There comes a time in everyone’s life where they pick up a book, comic, movie…whatever, and have no idea what is going on. That time came for me this week when I reviewed Constantine…is it good?

Constantine #13 (DC Comics)

So what’s it about? The official DC synopsis reads:

John Constantine has been to Hell so many times it feels like home—and he knows that it’s no place to leave two scared little girls trapped. He’s got one shot to save Oliver’s kids, but he’ll have to fight Faerie, Blythe, Papa Midnite and a host of even worse things while he tries to fix this latest mistake.

Why does this book matter?

It’s the big climax! Also, Batman writer James Tynion IV is cowriting with Ming Doyle who is behind lots and lots of good comics. Plus it’s all about magic in New York City!

Fine, you have my attention. What’s good about it?

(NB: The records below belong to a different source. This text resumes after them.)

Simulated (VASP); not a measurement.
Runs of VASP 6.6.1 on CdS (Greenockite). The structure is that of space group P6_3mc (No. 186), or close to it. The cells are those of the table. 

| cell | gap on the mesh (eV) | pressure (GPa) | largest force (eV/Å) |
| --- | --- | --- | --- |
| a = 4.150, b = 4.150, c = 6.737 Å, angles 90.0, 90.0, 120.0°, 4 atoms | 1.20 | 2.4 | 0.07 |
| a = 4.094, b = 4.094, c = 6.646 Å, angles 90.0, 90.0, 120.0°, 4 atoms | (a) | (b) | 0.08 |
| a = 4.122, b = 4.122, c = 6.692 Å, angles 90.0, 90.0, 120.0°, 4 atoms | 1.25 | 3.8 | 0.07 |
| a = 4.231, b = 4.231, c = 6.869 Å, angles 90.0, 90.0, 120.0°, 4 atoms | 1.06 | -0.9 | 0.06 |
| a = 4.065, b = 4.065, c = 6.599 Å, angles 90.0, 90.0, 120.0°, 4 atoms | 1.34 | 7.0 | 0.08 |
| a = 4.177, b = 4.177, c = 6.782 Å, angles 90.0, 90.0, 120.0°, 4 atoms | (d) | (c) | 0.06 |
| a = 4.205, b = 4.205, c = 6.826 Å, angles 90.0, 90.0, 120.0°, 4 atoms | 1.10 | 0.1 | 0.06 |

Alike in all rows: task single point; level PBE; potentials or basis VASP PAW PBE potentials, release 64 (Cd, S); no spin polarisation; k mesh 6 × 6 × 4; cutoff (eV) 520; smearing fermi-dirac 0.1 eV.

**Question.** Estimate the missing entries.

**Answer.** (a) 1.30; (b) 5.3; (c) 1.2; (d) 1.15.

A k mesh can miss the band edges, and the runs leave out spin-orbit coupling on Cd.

The issue opens with a big seance, but an even bigger idea that Doyle and Tynion IV introduce quite well. I don’t want to spoil it, but it’s quite inventive and turns magic as you know it on its head like Neil Gaiman turned the idea of gods on its head with Sandman. Much like Sandman, gods (or what amount to gods) are making deals left and right in this issue and because of this Constantine’s clever mind is firing away, working to save the day. It’s hard to get an emotional heartbeat on a lot of it since I haven’t been following along, but it’s a tight conclusion that gets to the end quick.

The gang’s all here.

Eryk Donovan is the artist on this one and this subject suits him well. His work over at BOOM! Studios on Memetic and Cognetic proved he can do weird monsters, but also quite dialogue-heavy moments, and he continues to prove it here. Constantine in particular looks great and it’s easy to read his cocky attitude when necessary. There’s a fantastic double page spread involving the seance that makes Constantine look like a bonafide wizard that interconnects the people of New York in an interesting fashion.

It can’t be perfect can it?

Things fall into place almost too easily and much of the events in this issue are due to behind the scenes planning that we just don’t see. That makes this issue feel like the last parts of a caper film when all is revealed, but it’s hard to care since most of those dealings didn’t happen on the page. Of course I might have missed these moments having not read the last issues, but it does make the actual story here feel a bit flat. It doesn’t help that a certain character shrugs and walks off without checking to see if he was being duped!

Voodoo hoodoo!

Is It Good?

Constantine looks great with a very cool big idea to open the issue. Things wrap up adequately, but they fall into place too easily, making this a bit of a yawn of a read.